Practitioner Highlights Current and Potential Income Tax Issues for States - Emily Hollingsworth, Tax Notes ($):

Speaking November 13 at the American Institute of CPAs National Tax Conference in Washington, Jamie Yesnowitz of Grant Thornton LLP discussed the current developments in state income taxation and what could occur next year.


Regarding 2023's most prominent income tax developments, Yesnowitz said elective passthrough entity tax adoptions reigned supreme among states. To date, he said, 36 states and New York City have adopted workarounds to the $10,000 SALT deduction cap imposed by the federal Tax Cuts and Jobs Act. Seven states enacted the workaround this year, he said, noting that Nebraska‘s SALT cap workaround provides retroactive application to tax years beginning on or after January 1, 2018.

When asked whether the IRS would issue new guidance on passthrough entity taxes, Yesnowitz said, “I don’t know how high this issue is on the IRS’s priority list.”

Related: IRS Blesses Entity-level Tax Deduction used as SALT Cap Workaround.


State-by-State Roundup



California Cities Must Fix Local Sales Tax Feuds, Lawmaker Says - Laura Mahoney, Bloomberg ($). "California lawmakers are looking to city leaders to agree on an overhaul of the state’s antiquated sales tax system that pits jurisdictions against each other, with some cities reaping millions more tax dollars through revenue-sharing agreements with the likes of Apple Inc., Walmart Inc., and other major retailers."



Colorado Governor Calls Special Session for Property Tax Relief - Emily Hollingsworth, Tax Notes ($). "The call to convene in a special session comes on the heels of Proposition HH, which was rejected by 60.3 percent of voters on November 7. The proposition, a contentious measure that was referred to the ballot under S.B. 23-303, would have temporarily decreased residential and commercial property assessment rates while raising the Taxpayer Bill of Rights' revenue threshold by 1 percent each year, dedicating that portion of revenue to backfill revenue for local public services."

Colo. Democrats Pitch Short-Term Property Tax Relief - Sanjay Talwani, Law360 Tax Authority ($):

Ahead of the special session, which starts Friday, legislative Democrats proposed a one-year reduction in the residential assessment rate from 6.765% to 6.7%, with the first $50,000 exempt. The plan would also commit $200 million to partially offset the reduced revenue to local governments.


The plan also includes distributing the state's upcoming refunds under the Taxpayer's Bill of Rights, or TABOR, in identical amounts, instead of in staggered amounts according to income.



Indiana Effort to Eliminate Income Tax Creates New Tax Puzzles - Mark Richards, Bloomberg. "The individual income tax accounts for roughly $8 billion of annual revenue. Finding government cost savings of that magnitude seems to be an insurmountable hill to climb. That leaves either considering alternative revenue sources or merely reducing as opposed to eliminating the tax, or both."

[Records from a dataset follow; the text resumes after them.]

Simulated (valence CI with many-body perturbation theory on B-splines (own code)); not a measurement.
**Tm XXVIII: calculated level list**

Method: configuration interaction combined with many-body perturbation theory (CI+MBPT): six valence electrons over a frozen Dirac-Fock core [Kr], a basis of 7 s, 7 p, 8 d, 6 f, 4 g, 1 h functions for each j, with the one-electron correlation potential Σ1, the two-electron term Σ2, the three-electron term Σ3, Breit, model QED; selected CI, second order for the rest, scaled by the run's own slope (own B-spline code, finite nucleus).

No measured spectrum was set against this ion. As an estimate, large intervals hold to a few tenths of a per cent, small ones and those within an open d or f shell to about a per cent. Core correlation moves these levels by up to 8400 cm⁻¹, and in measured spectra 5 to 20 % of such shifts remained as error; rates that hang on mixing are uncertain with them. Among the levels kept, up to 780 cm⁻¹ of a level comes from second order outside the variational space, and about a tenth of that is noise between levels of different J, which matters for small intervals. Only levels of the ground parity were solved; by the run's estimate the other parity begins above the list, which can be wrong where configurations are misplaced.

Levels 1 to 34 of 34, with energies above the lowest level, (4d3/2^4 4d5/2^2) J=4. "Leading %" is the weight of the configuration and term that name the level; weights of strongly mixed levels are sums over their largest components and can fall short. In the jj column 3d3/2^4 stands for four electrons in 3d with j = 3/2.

Ind. Readopts Rule Determining Domicile For Tax Purposes - Michael Nunes, Law360 Tax Authority ($). "The department will continue to determine if a person is domiciled in the state depending on how many days in a year they stay in Indiana and if they have a permanent residence in the state. Where a person votes, where they claim a homestead tax credit and where they are employed are among criteria the department will continue to use to determine whether a person is domiciled in the state."



Kansas House GOP Calls For Tax Cuts Amid Revenue Surplus - Jaqueline McCool, Law360 Tax Authority ($). "Kansas should enact long-term tax cuts amid the state's revenue surplus as opposed to one-time rebates, state House Republican leadership said in a news release."



Mass. Dept. Limits Loss Application For High-Earner Surtax - Sanjay Talwani, Law360 Tax Authority ($). "In a technical information release Wednesday, the Massachusetts Department of Revenue said that when determining taxable income under the state's new surtax on income above $1 million, taxpayers may not apply losses in one of the state's three income parts to income in another part to reduce their total."


New York

Pot Business Deductions, Crypto Study Among Bills Sent to New York Governor - Emily Hollingsworth Tax Notes ($). "The task force would study the use of digital currencies and their effects on state and local tax receipts; digital currencies that are being traded and their approximate percentage of market share; the number of exchanges operating in New York and their average monthly trade volume; the transparency of the digital currency marketplace; the laws and regulations on cryptocurrencies used in other states; and potential regulatory and legislative recommendations for the state."



Washington Appellate Court Rules Against Citibank in B&O Tax Case - Christopher Jardine, Tax Notes ($). "In a November 14 decision in Citibank (South Dakota) National Association v. Department of Revenue, the Washington Court of Appeals, Division II, ruled that despite having no branches in the state during the at-issue period, Citibank's in-state activities satisfied the physical presence requirement for B&O tax purposes. The court affirmed a decision by the Washington Board of Tax Appeals (BTA) granting summary judgment in favor of the DOR, which had assessed the company more than $6 million in tax, plus interest and penalties."



Wis. Lawmakers OK Tax Breaks To Keep Brewers In Milwaukee - Michael Nunes, Law360 Tax Authority ($):

Under the legislation, the state would expand a sales tax exemption for building materials to include purchases to improve, repair and maintain the stadium, which is operated by the Southeast Wisconsin Professional Baseball Park District.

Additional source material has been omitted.